The BoJ has noted that exchange rate fluctuations are more likely to affect prices than in the past due to the increased activity in wage- and price-setting behavior by firms. Consequently, the recent resurgence of the yen's depreciation is likely to increase upward pressure on cost-push prices, such as the depreciation of the yen and high commodity prices, which the Bank calls its “first force.”

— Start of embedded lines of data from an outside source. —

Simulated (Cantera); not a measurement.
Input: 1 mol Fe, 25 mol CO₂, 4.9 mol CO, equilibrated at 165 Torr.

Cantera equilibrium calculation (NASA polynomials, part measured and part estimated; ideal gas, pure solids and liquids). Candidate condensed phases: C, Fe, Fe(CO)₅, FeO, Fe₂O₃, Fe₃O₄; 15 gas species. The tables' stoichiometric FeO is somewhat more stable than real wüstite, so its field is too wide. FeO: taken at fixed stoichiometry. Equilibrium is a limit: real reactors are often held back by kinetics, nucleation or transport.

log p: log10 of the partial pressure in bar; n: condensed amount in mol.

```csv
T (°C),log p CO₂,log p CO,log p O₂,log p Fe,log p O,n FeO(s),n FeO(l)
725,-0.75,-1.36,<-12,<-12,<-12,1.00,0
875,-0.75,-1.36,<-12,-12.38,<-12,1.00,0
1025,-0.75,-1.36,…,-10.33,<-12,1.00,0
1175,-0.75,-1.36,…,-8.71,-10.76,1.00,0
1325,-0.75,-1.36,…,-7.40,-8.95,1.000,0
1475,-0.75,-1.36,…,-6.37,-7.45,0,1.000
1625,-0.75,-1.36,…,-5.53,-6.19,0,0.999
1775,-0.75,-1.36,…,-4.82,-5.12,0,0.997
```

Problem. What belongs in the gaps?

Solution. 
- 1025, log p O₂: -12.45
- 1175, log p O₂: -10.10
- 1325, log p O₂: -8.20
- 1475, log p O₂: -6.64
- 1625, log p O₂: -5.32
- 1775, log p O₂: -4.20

On the other hand, the BoJ has maintained monetary easing to achieve its 2% price stability target in a sustainable and stable manner. It is uncertain whether underlying inflation and inflation expectations are anchored at that rate. However, as already mentioned, the side effects of the delay in normalization have become remarkable, and the Bank is likely to accelerate the pace of interest rate hikes in an effort to correct the yen’s depreciation and stabilize prices.
Effects of Monetary Policy Normalization
After more than 10 years of large-scale monetary easing, there is a strong possibility that expectations for economic activity are based on the assumption of ultra-low interest rates. Consequently, there is a risk that the negative effects of rising interest rates will be exposed, particularly for entities vulnerable to such increases. Therefore, in the current phase of monetary policy normalization, it will take a considerable amount of time to ascertain the negative impact of each stage. The BoJ must raise interest rates at a cautious pace while referring to the uncertain neutral interest rate.
Small- and medium-sized enterprise (SME) profits are vulnerable to rising interest rates. However, the ordinary income of SMEs across all industries as reported in the Tankan Report remains high (Exhibit 1). Therefore, the impact of the interest rate hike on SMEs is minimal at this point.

The BoJ’s broad view of monetary policy highlighted the adverse effects of prolonged large-scale monetary easing, including a decline in the functioning of the Japanese government bond (JGB) market and the impact on financial institutions’ profits. However, considering the risk that prolonged monetary easing could distort economic and corporate behavior and expose potential imbalances, the BoJ should be cautious in hiking rates. Consequently, the more substantial side effect is that the pace of rate hikes during the normalization phase of monetary policy will be delayed, increasing the risk of “behind the curve” impacts.
Our View on BoJ Monetary Policy and Market Implications
We expect that the BoJ will continue to hike rates to at least 1.0%, which is the lower end of its neutral policy rate range of 1.0%-2.5%. We expect that the future pace of rate hikes will occur once every six months. However, as interest rate hikes progress and monetary policy further normalizes, the impact of rate hikes on the economy is likely to intensify, and it will take longer to see their side effects. As a result, there is a possibility that the pace of rate hikes will slow.
From an investment point of view, upward pressure on JGB yields is expected to continue for the time being. In the long run, however, the expected return on the JGB market seems to be increasing, especially due to carry and rolldown. This is due to the slow and cautious pace of policy rate hikes, the low terminal rate level, the steepened yield curve led by higher inflation expectations and the current JGB yield levels. These levels are 1.9% for 20-year JGBs and 2.3% for the 30-years. These appear valuable when compared to the liability of costs of typical private pension funds (2.0%-2.5%) and life insurance companies (1.8%).
In summary, the BoJ’s cautious approach to raising interest rates aims to balance the need for price stability with the risks of rapid hikes. While the normalization process may exert short-term pressure on JGB yields, we believe the long-term outlook remains positive due to the anticipated gradual pace of rate increases.